This is a shocking and powerful poem on a subject that needs to be shouted about. Some years ago I was living in a place that was loosely called a commune. I was in charge of the permaculture garden, and often worked one-to -one with other residents. Some of them shared their most private stories with me. I was horrified to discover that at least three of the women I worked with had – like me – been raped at some point. One of them had suffered a horrifying gang rape and only told one other living soul – a close relative who died unexpectedly, less than two weeks later. She couldn’t ride herself of the idea that she had killed her. I tried to get all three women to agree to go public with their stories. None of them would do it – they were too ashamed. I still think it would have been liberating – for them and for others who had suffered similarly.
That’s the worst thing – the shame. Deep down you believe that you must have done something to deserve it – especially if it has happened to you more than once. But if you talk about it, the shame eventually goes away.
You have such a powerful voice. People would be foolish not to listen.
I’ve been deeply bothered by a blog post that was written by a man that was a poem that he said was inspired by trying to write what it felt like to rape someone. Sick fucker. I blocked him. Yeah, we don’t write glamorizing rape poetry. I haven’t really been back on wordpress since. He said he’d write more positive poetry in the future. No thanks bud.
Sooooo moving on…this was about as raw and real as it gets.
It needed to be graphic. People need to understand that the word rape is such a small word for pages and pages of horror and sorrow and a lifetime of recovering in tiny tiny steps if even at all.
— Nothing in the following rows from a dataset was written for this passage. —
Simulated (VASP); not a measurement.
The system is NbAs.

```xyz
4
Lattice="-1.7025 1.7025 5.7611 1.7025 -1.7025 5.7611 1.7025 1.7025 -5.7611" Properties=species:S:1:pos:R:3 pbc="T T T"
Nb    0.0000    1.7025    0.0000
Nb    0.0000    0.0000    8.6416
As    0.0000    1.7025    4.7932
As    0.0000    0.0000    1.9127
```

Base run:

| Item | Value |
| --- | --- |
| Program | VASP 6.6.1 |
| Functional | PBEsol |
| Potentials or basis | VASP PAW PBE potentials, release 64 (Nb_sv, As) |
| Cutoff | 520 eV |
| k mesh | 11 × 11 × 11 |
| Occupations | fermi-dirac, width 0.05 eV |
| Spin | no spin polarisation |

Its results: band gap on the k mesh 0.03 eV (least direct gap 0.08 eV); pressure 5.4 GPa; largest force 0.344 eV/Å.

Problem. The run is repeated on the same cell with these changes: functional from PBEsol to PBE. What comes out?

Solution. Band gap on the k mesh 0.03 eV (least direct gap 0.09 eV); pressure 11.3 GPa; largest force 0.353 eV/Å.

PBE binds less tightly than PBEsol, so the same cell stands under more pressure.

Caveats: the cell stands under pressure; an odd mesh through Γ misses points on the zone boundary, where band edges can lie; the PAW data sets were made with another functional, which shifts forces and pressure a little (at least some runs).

So thank you for writing this.
I know that there is such a thing as ‘free expression’ but WTF? How is it okay to write a poem inspired by trying to feel what it’s like to rape someone? Don’t see how that’s okay. Do you have the addy for that post I’d like to contact WP about it. Yeah who cares if he ‘wrote more positive poetry after’ that’s just fucked up. I’ve read some rape-fantasies that women have had but it was clearly a fantasy and not in any way glamorizing rape (you could still argue it’s dodgy but I’ll leave that to the individual) I have noticed in many books I read men often write rape scenes. Sometimes I wonder if they get their rocks off writing them. It does matter who is writing them just as it would if a white person were writing about black experience. Of course men get raped too so that’s another story and I’m sure they wouldn’t be pleased reading a glamorizing rape thing either. Thank you for your support, you are always the best in that way and I hope you know I support you equally and hold you up to the light my friend. As an aside, I remember when I Spit On Your Grave was banned in Europe and I saw a bootleg copy as a teen and I was blown away. For me a rape-revenge film has value. It isn’t banned here in America and I”m glad because it’s got a really valid point. Last House On The Left was almost as good but not quite. They’re the only rape-revenge films I know but they sort of settle things a bit. xo
Thank you very much for this re-blog I am very grateful the word is being spread among us to help others. Thank you
Ah thank you lovely I really appreciate your vote of confidence that means a lot thank you very much
Dear Jane, first off, thank you for writing this to me, I am very grateful and it’s lovely to hear your thoughts on this as I value your opinion very much. I think you hit the nail on the head, this is about shame and that’s what makes this such a harmful thing beyond the obvious harm of the actual physical act and the subsequent ramifications of that act. People rarely talk about how shaming our society and world at large is, to both women and men, girls and boys, who are raped. How right you are. I’m really glad you tried to help those girls but sometimes no matter how hard you try you cannot, I agree with you it would be liberating, maybe they will eventually, we can only hope. You are so right about talking about things helping with the shame, thank you my wise and talented friend for your thoughts on this they are very appreciated as you are.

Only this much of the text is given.